October 28th, 2011 • 10:57 AM
The Crab Nebula and Lightning

by Peter Martinson

Today, nobody knows how lightning is formed. The “widely believed” dogma is that thermal motions of water condensates inside clouds drive the formation of a voltage difference between the cloud tops and bottoms. Unfortunately, the measurements of electric field within thunderclouds, even the most violently electric, fall far short of that needed to produce a stroke of true lightning.

There’s a theory that has been kicking around since the mid-1990s, developed by a Russian scientist named Alex Gurevich, that another process exists to rapidly build up such a voltage difference in small volumes within the cloud, thus releasing a tremendous blast of plasma. When cosmic rays hit our atmosphere, they tend to produce a cascade of secondary particles, the which are detectable by ground-based cosmic ray observatories. If the cosmic ray is energetic enough, then not only will it be moving faster than the speed of light in our atmosphere, but so will a ton of those secondary particles, some of which are electrons. The cascade of specifically electrons, called by Gurevich “runaway breakdown,” becomes the column of voltage that can then pump a blast of lightning between cloud and ground.
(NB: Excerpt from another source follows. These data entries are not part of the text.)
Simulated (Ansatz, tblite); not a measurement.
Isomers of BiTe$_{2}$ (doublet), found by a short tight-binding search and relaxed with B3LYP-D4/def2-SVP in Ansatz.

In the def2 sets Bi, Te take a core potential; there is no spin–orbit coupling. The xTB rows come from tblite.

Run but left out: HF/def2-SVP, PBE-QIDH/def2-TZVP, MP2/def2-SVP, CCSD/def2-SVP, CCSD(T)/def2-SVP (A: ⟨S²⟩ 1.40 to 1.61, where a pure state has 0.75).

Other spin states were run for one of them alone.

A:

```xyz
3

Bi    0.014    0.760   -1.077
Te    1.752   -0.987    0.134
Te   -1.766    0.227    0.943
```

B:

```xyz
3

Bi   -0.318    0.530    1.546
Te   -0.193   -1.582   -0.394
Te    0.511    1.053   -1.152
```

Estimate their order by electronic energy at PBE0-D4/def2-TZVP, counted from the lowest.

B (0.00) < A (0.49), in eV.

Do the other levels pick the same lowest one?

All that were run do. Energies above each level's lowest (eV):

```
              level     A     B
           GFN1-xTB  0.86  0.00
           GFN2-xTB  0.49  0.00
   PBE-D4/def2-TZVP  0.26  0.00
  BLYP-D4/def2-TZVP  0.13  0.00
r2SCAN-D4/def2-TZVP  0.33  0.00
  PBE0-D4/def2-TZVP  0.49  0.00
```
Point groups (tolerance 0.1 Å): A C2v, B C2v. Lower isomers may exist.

Now, there are two things I want to point out about this theory, which itself has several secondary phenomena that are implied, and now being measured. First, the formation of at least half of all low-level rainclouds is dependent on cosmic rays. This was first posited by Henrik Svensmark in the 1990s, and experiments at the CERN-CLOUD facility have demonstrated the ability of cosmic ray secondaries to produce water condensation in atmosphere. So, we should assume that thunderclouds are heavily associated with cosmic rays. Second, if Gurevich’s theory is true, then there should be a cyclic period of increase and decrease in lightning occurence that follows the regular decadal solar cycle. This has not yet been established.

Another implication of this, which hasn’t been explored to my knowledge, is that the Crab Nebula may be involved with lightning production - and this process would NOT be modulated by the Sun. Recently, scientists working with the VERITAS gamma ray observatory in Arizona have established that each pulse and associated interpulse from the Crab Nebula’s pulsar includes a pulse of extremely high energy gamma radiation. Each pulse emits gamma rays greater than 120 GeV, and each interpulse emits gamma rays at even higher energies.

The way VERITAS detects gamma rays is very similar to how cosmic rays are detected. When a gamma ray runs into our atmosphere, sometimes it transforms into a positron-electron pair, both of which hurtle away from each other at speeds near the speed of light. In the atmosphere, the speed of light is slower than in space, so the pair find themselves moving faster than the local speed of light! This pair generates a cascade of secondaries which appears to be very similar to the secondary cascade of cosmic rays. Both cascades produce a special phenomenon called Cherenkov radiation, which is a very faint light in the near ultraviolet, which the VERITAS array is designed to detect.

Since both cosmic rays and gamma rays produce Cherenkov radiation, the VERITAS equipment must be able to subtract out that from the cosmic rays. It turns out that the Cherenkov signature of gamma rays is shaped differently than that of the cosmic rays. Cosmic ray Cherenkov patterns are generally pretty diffuse and circular, while gamma ray Cherenkov patterns are typically very narrow, and elliptical, indicating the direction the gamma ray came from. See the figures below, produced by NASA.

Secondary cascades produced by gamma rays (left) tend to be narrower in focus than those produced by cosmic rays (right)

Now, if both cosmic rays and gamma rays produce secondary cascades, what’s to say that gamma rays can’t generate Gurevich’s runaway breakdown, and thus cause lightning? An interesting implication of this, which I will end with, is that the Crab Nebula produces other gamma ray events, other than the regular 60 pulses per second. Back in April 2011, the nebula’s gamma emission suddenly spiked to 30 times normal, and then returned to normal, all over a ten day period. Was there an increase in lightning and thunderstorm activity on Earth? Well, some may remember that April was one of the most damaging storm months in American history. As the flare was occuring, the tornado outbreaks began in the US. Normally, the height of tornado season is in May, but this time, it came early. Was this because of the Crab Nebula's gamma flare? Maybe and maybe not, although now the possibility must be seriously considered!